Wednesday, June 22, 2005

Blair Witch Project, Afghanistan, and Irrational Exuberance

[Note: I started this yesterday and should have posted it with the movies/war post--would have better explained my meaning.]

What the discussion over the Downing Street Memos lacks (see Crooked Timber, Dan Drezner, Kevin Drum) is the climate of opinion in summer 2002. This is how I remember it, without doing any research in old papers.

Remember that the history of Afghanistan was up and down, just enough to be suspenseful. Bush gave the Taliban a time limit to get rid of bin Laden, it expired, we saw some military moves, there was some speculation on the left and in the media about how the Northern Alliance and we were bogged down, then all of a sudden the air campaign took effect, the Taliban collapsed and everything seemed rosy. Speaking for myself, I exhaled a big sigh of relief. I don't remember significant opposition to the war, there were just enough problems for us all to feel relieved and joyous when Kabul fell.

What lessons did we draw from Afghanistan? Perhaps the same sort of lessons we learned when Netscape had its IPO--irrational exuberance. Particularly in the Pentagon--we had a new way of war, precision munitions, low casualties, and devastating effectiveness. So Bush, Cheney, and Rumsfeld justifiably felt their judgment was vindicated, their arms powerful. Liberals like me, who had been ready to leap on Bush for miring us in another Vietnam in Afghanistan, lost confidence. There was a new conventional wisdom abroad.

In sum, the Afghanistan war was an exception to Harshaw's Rule no. 1, you always fail the first time. But maybe I can get a reprieve for my rule, by adding a corollary: "but if you do succeed the first time, you'll get a big head." Witness the Blair Witch Project. Perfectly amazing success. But what was the name of the sequel? Very often in the history of movies the sequel is much inferior to the initial success (the Bridget Jones and Ocean's 11 sequels are examples).

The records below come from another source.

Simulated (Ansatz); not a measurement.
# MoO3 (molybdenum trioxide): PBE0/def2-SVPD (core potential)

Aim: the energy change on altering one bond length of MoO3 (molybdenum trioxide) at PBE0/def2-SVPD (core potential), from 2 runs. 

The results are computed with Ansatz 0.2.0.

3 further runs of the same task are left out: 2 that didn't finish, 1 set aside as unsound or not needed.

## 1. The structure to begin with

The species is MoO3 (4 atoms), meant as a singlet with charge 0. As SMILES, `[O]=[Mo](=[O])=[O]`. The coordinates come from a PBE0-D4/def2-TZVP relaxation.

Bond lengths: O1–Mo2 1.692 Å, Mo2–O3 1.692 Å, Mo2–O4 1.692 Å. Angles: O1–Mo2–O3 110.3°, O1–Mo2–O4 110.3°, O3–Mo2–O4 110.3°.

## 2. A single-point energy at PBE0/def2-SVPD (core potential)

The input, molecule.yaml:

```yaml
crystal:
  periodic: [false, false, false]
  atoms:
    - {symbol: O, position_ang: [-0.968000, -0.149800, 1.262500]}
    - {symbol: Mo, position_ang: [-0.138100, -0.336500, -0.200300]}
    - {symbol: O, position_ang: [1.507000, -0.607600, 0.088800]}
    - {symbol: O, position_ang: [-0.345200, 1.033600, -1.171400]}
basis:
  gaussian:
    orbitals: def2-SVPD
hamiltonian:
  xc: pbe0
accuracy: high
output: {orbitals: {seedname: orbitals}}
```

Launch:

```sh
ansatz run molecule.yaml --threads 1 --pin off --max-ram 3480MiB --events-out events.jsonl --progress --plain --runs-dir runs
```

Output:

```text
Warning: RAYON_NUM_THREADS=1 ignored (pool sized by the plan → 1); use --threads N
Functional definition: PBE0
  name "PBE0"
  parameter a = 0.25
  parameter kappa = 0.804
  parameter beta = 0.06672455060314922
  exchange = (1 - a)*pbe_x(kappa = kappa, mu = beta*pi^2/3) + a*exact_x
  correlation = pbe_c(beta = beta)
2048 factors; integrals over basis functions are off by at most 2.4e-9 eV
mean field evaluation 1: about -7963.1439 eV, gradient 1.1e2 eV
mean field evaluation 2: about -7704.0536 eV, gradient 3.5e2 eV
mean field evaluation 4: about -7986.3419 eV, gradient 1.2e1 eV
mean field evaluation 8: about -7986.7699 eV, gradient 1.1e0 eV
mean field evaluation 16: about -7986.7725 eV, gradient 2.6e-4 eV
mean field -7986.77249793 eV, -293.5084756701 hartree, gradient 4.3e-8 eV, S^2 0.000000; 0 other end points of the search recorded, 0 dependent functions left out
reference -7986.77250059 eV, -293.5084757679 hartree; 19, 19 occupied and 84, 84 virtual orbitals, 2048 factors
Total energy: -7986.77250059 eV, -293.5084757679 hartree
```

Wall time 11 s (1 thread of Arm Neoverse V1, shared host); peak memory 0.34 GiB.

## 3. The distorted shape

Anyhow, in this theory Bush and Rumsfeld, enthused by their Afghanistan hit (pun intended), decided for a sequel in Iraq. I think it's true, as most of the bloggers on the Downing Street papers say, that they believed that Iraq had some WMD and wanted WMD and was bad and should be taken down. I also think they screwed the planning because of the euphoria from Afghanistan. They thought it'd be easy because Afghanistan had been easy. I'd also blame us liberals--I don't remember any vigorous opposition. There was a sneaking suspicion that Bush might be right, at the very least the country mostly was behind him. The most Congressional Democrats could do was to push for going to the UN. But that was just a slower road to the same destination. (No one ever came up with an alternative to war that seemed reasonable--doing nothing rarely seems reasonable.)

As E.J. Dionne said in yesterday's Post the administration fooled themselves. (Just as the producers of the Blair Witch sequel fooled themselves.)

2 comments:

Anonymous said...

That was a very balanced analysis. I hope the sequal succeeds. I think it will. It must.

Bill Harshaw said...

Thanks. I too hope it succeeds. But I'm not sure what success looks like. Right now I think I'm probably more optimistic than the pessimists and more pessimistic than the optimists.